Sections

9.1.12

Becoming a Vineyarder

One woman’s journey from single city life to marriage and motherhood on the Island.

Moving to Boston shortly after college, I felt like a party crasher. I was ready to mingle, but no heads turned my way. After two years of running, writing, and joining volunteer groups, I rarely had coffee with a new friend. With so many twenty-somethings moving through the city, I guess it was hard to know who to invest in.

When the nonprofit I worked for closed unexpectedly, my long-distance boyfriend, Reid, who lived on Martha’s Vineyard, helped me pack. I left Boston the same way I had found it: no neighbors taking any notice.

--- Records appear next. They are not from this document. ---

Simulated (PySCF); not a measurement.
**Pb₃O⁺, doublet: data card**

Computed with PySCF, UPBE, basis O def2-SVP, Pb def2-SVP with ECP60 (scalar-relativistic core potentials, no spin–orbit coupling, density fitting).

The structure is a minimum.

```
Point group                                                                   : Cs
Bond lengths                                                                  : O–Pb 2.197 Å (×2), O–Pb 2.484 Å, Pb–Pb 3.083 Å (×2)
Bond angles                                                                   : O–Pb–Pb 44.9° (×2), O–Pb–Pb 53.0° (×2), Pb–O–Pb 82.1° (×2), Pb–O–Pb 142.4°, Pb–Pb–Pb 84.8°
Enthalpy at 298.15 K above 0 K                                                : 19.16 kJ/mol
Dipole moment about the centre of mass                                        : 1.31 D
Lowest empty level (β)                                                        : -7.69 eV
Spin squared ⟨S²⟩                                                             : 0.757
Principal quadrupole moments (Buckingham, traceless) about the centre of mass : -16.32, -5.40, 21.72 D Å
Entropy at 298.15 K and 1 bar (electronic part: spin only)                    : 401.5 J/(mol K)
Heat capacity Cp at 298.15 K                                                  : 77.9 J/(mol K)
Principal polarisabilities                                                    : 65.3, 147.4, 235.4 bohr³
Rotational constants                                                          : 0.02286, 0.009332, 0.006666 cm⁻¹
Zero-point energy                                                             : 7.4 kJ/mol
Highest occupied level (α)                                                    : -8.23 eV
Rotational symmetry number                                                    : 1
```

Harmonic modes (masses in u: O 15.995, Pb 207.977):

I felt both nervous and optimistic as the ferry delivered us to Reid’s Island home, where we’d met five years earlier as lifeguards on South Beach in Edgartown. The freight boat’s whistle announced our arrival in Vineyard Haven on a dank March afternoon. As we made the half-mile drive to his in-town rental, we passed our favorite breakfast spot, The Black Dog, and his new makeshift engineering office, more like a closet, off Main Street. I smiled. I had always liked the Island’s small-town Americana feel.

Later that evening, as I tore tape from the moving boxes and added my novels to the bookshelf Reid’s father had made, I lamented what I’d left behind: career options, arts and culture, airport access. Sitting on his – now our – dusty linoleum floor, I hung onto his promises: We’d take winter beach walks and host fireside dinner parties.

During those early weeks, the mixed-up March weather, with its hints of summer and winter, mirrored my feelings of how life on the Island was going to be.

As it was the pre–social networking era, I began calling all the Vineyarders I had ever met – even a friend of the woman I had nannied for ten years earlier – to announce my arrival and solicit help with finding a job. Some were generous enough to grant me informational interviews and provide references.

I also planned a surprise thirtieth birthday party for Reid. Faces, many Reid had known since pre-preschool, crowded into the Portuguese American Club in Oak Bluffs on a warm April evening to wish us both well. Friends with jobs like excavating, fishing, gardening, and nursing, along with his grandparents, parents, and brother, toasted Reid. I was struck by the mix of ages and lifestyles in his circle.

As the Island slowly transitioned into spring, I lived with heightened awareness, noticing the crocuses in bloom and how friendly the cashier at the hardware store was, as if the Vineyard was offering me some kind of ninety-day money-back guarantee.

I found work as a substitute teacher, and the tiny class sizes and progressive teaching methods impressed me. The Island dress code of sundresses and flip-flops made me feel my best. I mused that subbing on the Vineyard might be easier because of the possibility of conferencing with an unruly student’s parent later in the day at Cronig’s Market.

In the evenings, when Reid might be off to play volleyball, hockey, or even darts, I wondered if the Island was big enough for me. Just to see, I signed up for yoga and watercolor classes. Going to classes at the funky old cottage at Featherstone Center for the Arts in Oak Bluffs made me feel like this was a place I wanted to put down roots.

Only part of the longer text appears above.